All images: Andrea Riseborough as Wallis Simpson in W.E. ( out January 20th).

During her lifetime Wallis Simpson mainly made headlines for her relationship with King Edward VIII and his abdication which was constitutionally necessary for them to marry. Today, Wallis is is still in the headlines but this time relating to her spectacular jewellery and couture collections that have come to auction.

As an American divorcee still married to her second husband, Wallis was hardly marriage material when she met Prince Edward at a society party in London. While many blame Wallis for seducing the Prince, it seems likely that she was herself seduced by the glamour and power of being close to the heir of Britain’s throne. Once he was made king, Edward was forced to either abdicate or give up Wallis. He chose her.

Essentially exiled from Britain – which was also due to their seemingly sympathetic take on Nazi Germany – The Duke and Duchess of Windsor lived most of their lives in the Bahamas and  France. Her position as ‘that American divorcee’ who had caused a crisis in the British monarchy had a deep effect on the way Wallis dressed.

She thought of herself as a plain woman who would have to make the best of what she had. Her husband had given up the throne for her, and she thought it her duty to be as attractive as she could possibly be: “I’m not a beautiful woman. I’m nothing to look at, so the only thing I can do is dress better than anyone else.” Wallis wore clothing as both her armour and to provoke a reaction – she might have been the most hated woman in Britain but she wasn’t going to shy away from the stares.

“A woman can’t be too rich or too thin” is a another famous quote by her and she stuck to a rigorous diet and exercise regime that kept her body slender and athletic throughout her life.

Wallis loved to wear contemporary fashion and often turned to the key designers of the time to dress her. For her low-key wedding she chose a powder blue skirt suit by American designer Mainbocher (below right). A great fan of classic French designers like Chanel, Schiaparelli –  she famously wore the Salvadore Dalí-designed  Elsa Schiaparelli lobster print gown for a Cecil Beaton photo shoot for Vogue in 1937 – and Dior, she was often a front row regular.

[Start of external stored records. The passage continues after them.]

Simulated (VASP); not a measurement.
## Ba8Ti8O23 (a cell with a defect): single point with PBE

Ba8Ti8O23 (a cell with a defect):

Simpson might have spent her life ostracised, dying alone in France in April 1986, aged 89. However her personal style continues to fascinate.

3 Responses

  1. Liz Tregenza

    Wow, I hadn’t seen the image of her wedding dress from the film before! Such a fantastic remake of the original, which it stands (bar Princess Margaret in her Hartnell…swoon) is one of my favourite wedding dresses ever, royal or otherwise. Fascinating story behind the Molyneux design too and the fact that she chose a French designer!

    Lovely
    x

    Reply
  2. Dana Publicover

    I cannot figure out if the Duchess’s wedding dress was a single piece, or a skirt and jacket ensemble, or a gown, with a jacket over it. I have looked and looked for a photo of the back of the dress with no luck. How did she get into it? An inquiring mind wants to know……

    Reply
    • Lena

      It’s a dress suit! A friend of mine did an exact replica of it and got to see the original for it.